“Show me your world, Chris,” says an unworldly Englishwoman to her lover as they embark on a trailer tour of the scenic North at the deceptively jaunty start of Sightseers. Tina (Alice Lowe) is a gonk-loving knitter (of pink wool lingerie) and dog-walker who lives at home with her possessive mother; Chris (Steve Oram) is an “anorak” (i.e., nerdish hobbyist) who lies that he has taken a sabbatical to write, whereas in fact he has been made redundant. Devised by acting-writing comedy team Lowe and Oram and co-scripted by Amy Jump, director Ben Wheatley’s professional and personal partner, the movie pokes fun at the social limitations of these lumpen Midlanders without sneering at or patronizing them.
The misfit pair will eventually visit the National Tramway Museum in Crich, the Pencil Museum in Keswick, and the more mystical Castlerigg stone circle and Honister Pass, among other tourist destinations. Wheatley has said that he likes such spots, but any sense that Sightseers is a mere celebration of English heritage culture immediately evaporates when Chris runs over a litterbug at Crich, the first in the series of murders he and his fellow natural-born killer carry out as they travel the green and pleasant English badlands. The focus of the story is less the carnage, however, than the couple’s emergent incompatibility, which imbues it with a faint melancholy. The use of “Tainted Love” on the soundtrack is ominous, that of Frankie Goes to Hollywood’s “The Power of Love” ironic.
As the newly Dionysian Tina becomes more assertive, she introduces an element of chaos into the murder spree that offends the uptight Chris, who in turn becomes more neurotic. This aligns them with pontificating Keith and childlike Candice-Marie, the camping couple in Mike Leigh’s 1976 television film Nuts in May. That memorable plein air tragicomedy of manners is the key analogue to Sightseers, though Wheatley says he did not see it until just before shooting began. A superficial resemblance between Leigh’s and Wheatley’s caricaturing makes comparisons between their films inevitable, though Wheatley’s movies are closer in spirit to Edgar Wright and Simon Pegg’s Shaun of the Dead (featuring Lowe) and Hot Fuzz, both produced, as was Sightseers, by Nira Park.

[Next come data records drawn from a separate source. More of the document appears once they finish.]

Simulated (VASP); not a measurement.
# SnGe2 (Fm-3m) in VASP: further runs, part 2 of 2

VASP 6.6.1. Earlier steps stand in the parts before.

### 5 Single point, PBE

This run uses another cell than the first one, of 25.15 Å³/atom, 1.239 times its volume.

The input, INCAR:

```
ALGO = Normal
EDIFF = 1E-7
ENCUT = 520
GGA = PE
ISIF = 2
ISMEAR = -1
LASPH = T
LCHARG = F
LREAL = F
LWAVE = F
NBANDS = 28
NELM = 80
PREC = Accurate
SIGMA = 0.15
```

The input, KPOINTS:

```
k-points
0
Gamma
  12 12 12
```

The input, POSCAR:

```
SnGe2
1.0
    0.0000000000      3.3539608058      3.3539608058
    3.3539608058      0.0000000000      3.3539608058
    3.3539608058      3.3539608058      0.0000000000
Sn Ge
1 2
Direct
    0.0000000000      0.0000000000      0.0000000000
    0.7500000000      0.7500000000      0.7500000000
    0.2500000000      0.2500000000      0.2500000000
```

Each Wheatley film is an inventive mixed-genre riff: Down Terrace (09), a kitchen-sink crime drama; Kill List (11), a blend of domestic soap, urban thriller, and Wicker Man–like horror; and Sightseers a road movie-cum-black comedy. Justifiable murder is their unifying trope. Chris and Tina’s rampage likens them to the lugubriously murderous crime family of Down Terrace and the Iraq War veterans turned dysfunctional hit-men of Kill List.
The movies are fantasies—Sightseers brighter, poppier, and less linear than the others—that sanction killing as social purge. Down Terrace’s victims are the son’s oppressive parents and their lowlife associates. Kill List’s hit men slaughter a priest, child pornographers, and members of a witch’s coven. As well as the litterbug, Chris offs a smug middle-class author of psychogeography books (whose success only highlights Chris’s inability to write), and a National Trust conservancy bore. Tina pushes a bride-to-be into a ravine after she kisses Chris at her hen party, arbitrarily runs down a cyclist, and eliminates a low-tech inventor who befriends Chris. Nothing if not egalitarian, they target victims across the classes.
Although Chris can be as frenzied as Kill List’s Jay, both he and Tina are capable of killing as casually as they (and other Wheatley characters) might say “I wouldn’t mind a cup of tea.” Our enjoyment of their banal crimes makes us complicit in the violence, though Wheatley is scarcely being as didactic or manipulative as the Michael Haneke of Funny Games. Sightseers is a safety valve, a comic venting of frustration on behalf of anyone who has fleetingly imagined killing someone annoying. The film doesn’t glorify murder or stain the English countryside, though it’s more likely to elicit reluctant smiles of recognition than belly laughs.